Walking with your Shiba Inu should be an enjoyable activity, but when they are constantly pulling on their leash and dragging you to places, then walking becomes a tedious task. This is why teaching your dog loose leash walking is important.
What is loose leash walking and why is it important?
For your dog, the outside world is full of things that stimulate them, like other dogs, noises, people, and scents. These factors excite them and are the reasons why they pull on their leashes, resulting in them dragging their owners.
Loose leash walking is when your dog is calmly walking by your side and not pulling on its leash.
It is not the same as the heel, where your dog sticks to your side as you walk. Loose leash walking is keeping the leash slack and gives your dog enough freedom to explore its surroundings without pulling.
Remember to teach your dog to loose leash walk in a positive manner. This means while training, you shouldn’t jerk, yank, or choke your dog.
There are two reasons why loose leash walking is important: comfort and safety.
Walking an overly excited dog who’s not taught to loose leash walk is a pain, mentally and physically. When it intensely pulls, your body will take the brunt of the impact. And when you strongly jerk the leash back to get your dog to listen, this also destroys its walking experience.
But when your dog knows to calmly walk with a slacked leash, then walkies is an enjoyable activity both for the owner and the dog.
The second importance is safety. Loose leash is also keeping your dog under control. This means it is less likely to run out in dangerous areas, like in front of a car, or inflict injury to itself or someone else.
How to teach your Shiba to loose leash walk
There are two ways you can teach your dog to loose leash walk.
Stop and be still
This technique is walking and then stopping and completely stilling when your dog’s leash tightens.
When the leash slackens (because your dog turned around to see what you’re doing or took steps back to you), praise, give him a treat, and resume the walk.
When they start to pull, repeat the steps above.
Teach with treats
Teaching with treats has to be your dog’s favorite and it works every time!
What you want to do is start with your dog standing on your left side. And with treats enclosed in your left hand, place it right in front of your dog’s nose. In this position, your dog will be able to smell the treats inside your palm.
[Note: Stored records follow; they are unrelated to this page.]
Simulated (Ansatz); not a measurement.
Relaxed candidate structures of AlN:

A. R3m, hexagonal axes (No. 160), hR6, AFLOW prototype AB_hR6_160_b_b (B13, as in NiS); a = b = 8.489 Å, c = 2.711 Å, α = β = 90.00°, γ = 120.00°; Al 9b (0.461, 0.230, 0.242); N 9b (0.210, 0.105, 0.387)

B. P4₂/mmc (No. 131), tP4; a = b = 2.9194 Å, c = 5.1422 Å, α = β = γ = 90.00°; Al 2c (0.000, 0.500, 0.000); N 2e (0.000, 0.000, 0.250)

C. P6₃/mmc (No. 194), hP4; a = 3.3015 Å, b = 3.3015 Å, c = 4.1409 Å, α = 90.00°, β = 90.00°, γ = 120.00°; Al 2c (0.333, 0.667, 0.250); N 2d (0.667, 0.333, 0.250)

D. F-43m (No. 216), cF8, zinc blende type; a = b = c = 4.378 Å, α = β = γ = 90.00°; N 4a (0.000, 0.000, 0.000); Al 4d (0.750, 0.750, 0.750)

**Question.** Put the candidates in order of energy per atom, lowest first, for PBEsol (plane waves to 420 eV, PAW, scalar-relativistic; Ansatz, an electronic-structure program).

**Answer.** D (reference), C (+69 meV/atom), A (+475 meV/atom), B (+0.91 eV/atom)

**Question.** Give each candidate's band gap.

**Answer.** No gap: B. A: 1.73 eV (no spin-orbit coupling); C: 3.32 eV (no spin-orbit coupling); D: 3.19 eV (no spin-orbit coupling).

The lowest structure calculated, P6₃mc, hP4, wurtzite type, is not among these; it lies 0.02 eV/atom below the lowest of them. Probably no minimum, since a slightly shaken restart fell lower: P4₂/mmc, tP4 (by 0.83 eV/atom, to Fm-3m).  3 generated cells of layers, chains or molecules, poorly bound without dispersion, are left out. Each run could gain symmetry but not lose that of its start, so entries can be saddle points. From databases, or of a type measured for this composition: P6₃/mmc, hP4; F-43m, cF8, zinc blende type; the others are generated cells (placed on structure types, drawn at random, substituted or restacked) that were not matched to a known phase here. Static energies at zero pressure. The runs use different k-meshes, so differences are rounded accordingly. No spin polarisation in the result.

Walk and every few seconds, offer a treat to your dog as a reward for walking along at your pace.
Continue daily and at least for a week. If you feel like your dog is getting a hang of it, stop luring with treats and just carry your empty hand in a natural position. Every now and then, you can reward it with a treat for keeping the pace.
Eventually, you can increase the walking distance and the time you offer your treats.